Opinion & Blogs

Shooting in Annapolis was an attack on local journalism

The front page of the Capital Gazette, the morning after a gunman attacked the newsroom, in downtown Annapolis, Md., June 29, 2018. (Al Drago/The New York Times)

Fake.

Bias.

The enemy of the people.

Those are just some of the barbaric words that some everyday people and politicians love to use to refer to the media these days.

Hardly anyone who has spent time recently working in a newsroom ― no matter big or small ― has been spared. In the last three years, I myself have been called “bias as hell,” “an uninformed trash writer,” “a sycophant for Gov. Andrew Cuomo” and my personal favorite, “a direct threat to democracy,” which I was called by a communications manager for a member of Congress.

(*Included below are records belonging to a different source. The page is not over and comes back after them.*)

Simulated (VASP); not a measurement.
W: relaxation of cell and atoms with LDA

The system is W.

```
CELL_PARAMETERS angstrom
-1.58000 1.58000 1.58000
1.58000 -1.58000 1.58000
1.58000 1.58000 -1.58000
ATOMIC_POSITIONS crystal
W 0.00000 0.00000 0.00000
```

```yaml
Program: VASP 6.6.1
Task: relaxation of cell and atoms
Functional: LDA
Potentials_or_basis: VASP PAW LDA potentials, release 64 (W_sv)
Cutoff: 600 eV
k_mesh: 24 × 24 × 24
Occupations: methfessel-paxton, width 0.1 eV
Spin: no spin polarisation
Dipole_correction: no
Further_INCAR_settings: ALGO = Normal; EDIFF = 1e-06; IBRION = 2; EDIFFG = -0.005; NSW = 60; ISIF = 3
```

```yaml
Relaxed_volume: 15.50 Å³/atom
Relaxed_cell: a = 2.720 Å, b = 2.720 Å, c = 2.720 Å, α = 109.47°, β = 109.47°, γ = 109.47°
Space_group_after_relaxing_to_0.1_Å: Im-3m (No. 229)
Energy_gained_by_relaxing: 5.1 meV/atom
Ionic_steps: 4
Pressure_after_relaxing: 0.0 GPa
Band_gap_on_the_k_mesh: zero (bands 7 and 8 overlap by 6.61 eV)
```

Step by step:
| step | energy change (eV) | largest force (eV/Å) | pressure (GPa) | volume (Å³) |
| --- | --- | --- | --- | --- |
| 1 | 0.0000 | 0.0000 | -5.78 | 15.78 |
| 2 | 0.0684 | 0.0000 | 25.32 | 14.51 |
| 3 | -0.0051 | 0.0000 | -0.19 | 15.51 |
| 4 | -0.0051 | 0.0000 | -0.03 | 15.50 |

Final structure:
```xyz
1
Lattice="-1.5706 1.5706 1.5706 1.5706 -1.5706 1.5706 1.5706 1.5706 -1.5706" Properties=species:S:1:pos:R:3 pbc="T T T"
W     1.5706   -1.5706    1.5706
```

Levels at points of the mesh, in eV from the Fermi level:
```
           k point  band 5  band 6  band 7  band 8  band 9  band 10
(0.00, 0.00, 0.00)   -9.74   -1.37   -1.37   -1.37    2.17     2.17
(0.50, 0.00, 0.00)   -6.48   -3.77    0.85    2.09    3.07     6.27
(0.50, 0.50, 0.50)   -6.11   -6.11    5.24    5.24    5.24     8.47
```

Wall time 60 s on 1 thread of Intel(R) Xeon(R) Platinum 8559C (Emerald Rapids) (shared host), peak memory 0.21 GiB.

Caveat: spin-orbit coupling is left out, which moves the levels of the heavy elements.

I submit that the mainstream national media is far from perfect. I have written extensively about their errors, their shortcomings and storytelling structures that give some people a reason to doubt their trustworthiness.

But I don’t work for CNN, The New York Times, Reuters or anything like that.

Neither did Wendi Winters, Gerald Fischman, Rob Hiaasen, John McNamara or Rebecca Smith. They worked at The Capital Gazette in Annapolis, Maryland ― until they were murdered in cold blood last week during a mass shooting inside their own newsroom committed by Jarrod Warren Ramos.

The newspaper is not part of the national press that is often the target of criticism when we talk about “the media.” It was a local community newspaper, the very bedrock of good journalism in this country. It was responsible for not covering what happens in the White House, but what happens in the Anne Arundel County Court house. It reports on school board election results, how a county auditor was nominated for the position of Annapolis finance director, that a church recently welcomed a new pastor and how local students helped the homeless.

That is not fake news.

The daily publication, along with its sister publications, has been reporting the news of western Maryland since the early 1700s, making it one of the oldest established newspapers in the nation.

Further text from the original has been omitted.